Sunday, November 25, 2012

Cannibalizing future profits - so to speak

The last envelope I returned to Netflix came emblazoned with the following image:

Edward Cullen. As if we don't see enough of his handsome mug.

Now, I certainly understand the instinct to partner yourself with a wildly successful franchise, and the positive byproducts of that might be immeasurable.

But don't you think it's a little strange that a company that relies on people not seeing movies in the theater is telling them to go see a movie in the theater?

Unlike Blockbuster, which recently tried to dupe its unsuspecting email audience by intimating that the new release End of Watch was available for rental in its stores (see discussion here), Netflix clearly states that Twilight: Breaking Dawn Part 2 is "only in theaters" (as that small text above the release date reads).

But the more people who catch it in theaters, the fewer people there will be to rent it from Netflix later on. This advertisement has a direct, though probably small, impact on the company's bottom line.

Perhaps this is just an acknowledgement by Netflix that the movie's zeitgeist moment is now, not three months from now when it comes out on DVD. The Twilight movies probably get a higher percentage of their viewings in the theater than any other successful franchise out there. Whereas most other successful movies have a significant number of people who rent them "just to see what all the fuss is about," you can't really say the same for the Twilight movies. Most people already know what the fuss is about. Either they're into the fuss, which means they see the movies in the theater (perhaps multiple times), or they can't get far enough away from the fuss, and they never see them at all.

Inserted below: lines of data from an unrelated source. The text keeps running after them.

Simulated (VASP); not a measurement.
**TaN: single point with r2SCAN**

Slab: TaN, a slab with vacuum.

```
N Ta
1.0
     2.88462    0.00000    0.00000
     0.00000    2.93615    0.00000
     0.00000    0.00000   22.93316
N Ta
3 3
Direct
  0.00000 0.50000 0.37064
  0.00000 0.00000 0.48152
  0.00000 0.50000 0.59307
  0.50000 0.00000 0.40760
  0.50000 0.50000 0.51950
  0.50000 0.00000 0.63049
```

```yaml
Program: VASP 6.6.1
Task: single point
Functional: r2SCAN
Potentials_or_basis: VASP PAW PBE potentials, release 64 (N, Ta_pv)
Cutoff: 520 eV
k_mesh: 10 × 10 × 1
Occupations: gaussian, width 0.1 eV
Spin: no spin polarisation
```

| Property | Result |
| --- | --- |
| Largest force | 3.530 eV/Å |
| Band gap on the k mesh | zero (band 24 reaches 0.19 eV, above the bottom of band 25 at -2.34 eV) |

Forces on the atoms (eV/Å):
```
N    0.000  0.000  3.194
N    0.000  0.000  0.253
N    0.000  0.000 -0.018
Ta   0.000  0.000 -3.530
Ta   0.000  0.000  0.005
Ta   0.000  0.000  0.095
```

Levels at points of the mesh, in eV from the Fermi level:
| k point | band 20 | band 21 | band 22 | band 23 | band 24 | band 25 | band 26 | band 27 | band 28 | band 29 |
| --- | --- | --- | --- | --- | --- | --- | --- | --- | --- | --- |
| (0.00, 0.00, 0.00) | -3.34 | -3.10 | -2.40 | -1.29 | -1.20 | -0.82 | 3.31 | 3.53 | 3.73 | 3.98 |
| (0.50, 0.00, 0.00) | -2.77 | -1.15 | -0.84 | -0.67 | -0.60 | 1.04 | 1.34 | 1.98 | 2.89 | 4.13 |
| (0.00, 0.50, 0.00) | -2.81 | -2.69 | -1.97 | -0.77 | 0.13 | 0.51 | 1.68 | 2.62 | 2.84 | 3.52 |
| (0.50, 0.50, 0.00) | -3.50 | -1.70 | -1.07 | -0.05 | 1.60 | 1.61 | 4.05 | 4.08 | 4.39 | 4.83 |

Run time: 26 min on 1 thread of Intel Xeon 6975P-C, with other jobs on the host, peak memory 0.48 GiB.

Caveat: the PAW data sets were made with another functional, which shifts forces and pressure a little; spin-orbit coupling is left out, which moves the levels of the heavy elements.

Let's anticipate the first year of existence for Twilight: Breaking Dawn Part 2 and for another wildly successful movie, The Avengers (which I was in the minority by not seeing in the theater). Let's say that in this first year, The Avengers gets 75% of its viewings in the theater and 25% on video. I have no idea if that's correct, but it sounds plausible. That 75% would represent its peak, because from now until the end of time, the only way for most people to see The Avengers will be on video. So the percentage will start at 75% and keep dropping a little bit every day. Eventually, if the movie endures in popularity through the decades, more people will have seen it on video than in the cinema.

While the percentage will also drop for Breaking Dawn Part 2, it doesn't seem likely to drop as much. Its first year will probably be more like 90%/10%, and it will fall only very, very slowly. It may take a generation to get down to 80%/20%. There are always going to be young girls who are going to come of age and seek out the Twilight books, but fewer and fewer random other people will watch these movies as their zeitgeist moment gets further and further in the rear view mirror.

I'm probably belaboring a fairly obvious point, but the point I'm trying to make is that Netflix is probably just fine with advertising Twilight on their return envelopes, because there was never going to be a particularly sizable rental market for this movie anyway. Sure, three months from now will be a good time for some of these folks to see it again -- but they're not going to rent it. If they loved it, they'll just buy it.

The real risk with this marketing strategy is that it will do more harm than good from a "coolness of brand" standpoint. After all, the effect of being associated with Twilight is not a universally positive one. Some people (like me) will see this ad campaign and think "Lame." And Netflix will have suffered, however infinitesimally, in my estimation. 

The other explanation is that this is just a brand new marketing venture for Netflix, and Edward Cullen just happens to be the first of many faces we're going to see gracing our return envelopes.

As is often the case with my theories, time alone will tell.

Of course, much of this discussion is made moot by the following important little detail: Netflix is a subscription service, not a pay-by-rental service. They don't care if users are renting Twilight: Breaking Dawn Part 2 or One Flew Over the Cuckoo's Nest or Breakin' 2: Electric Boogaloo, as long as the monthly subscription fee is being automatically debited from their bank accounts.

So maybe they're just trying to limit the number of Breaking Dawn DVDs they'll have to stock to meet the demand.

And now we're getting to the truly measurable impact on their bottom line.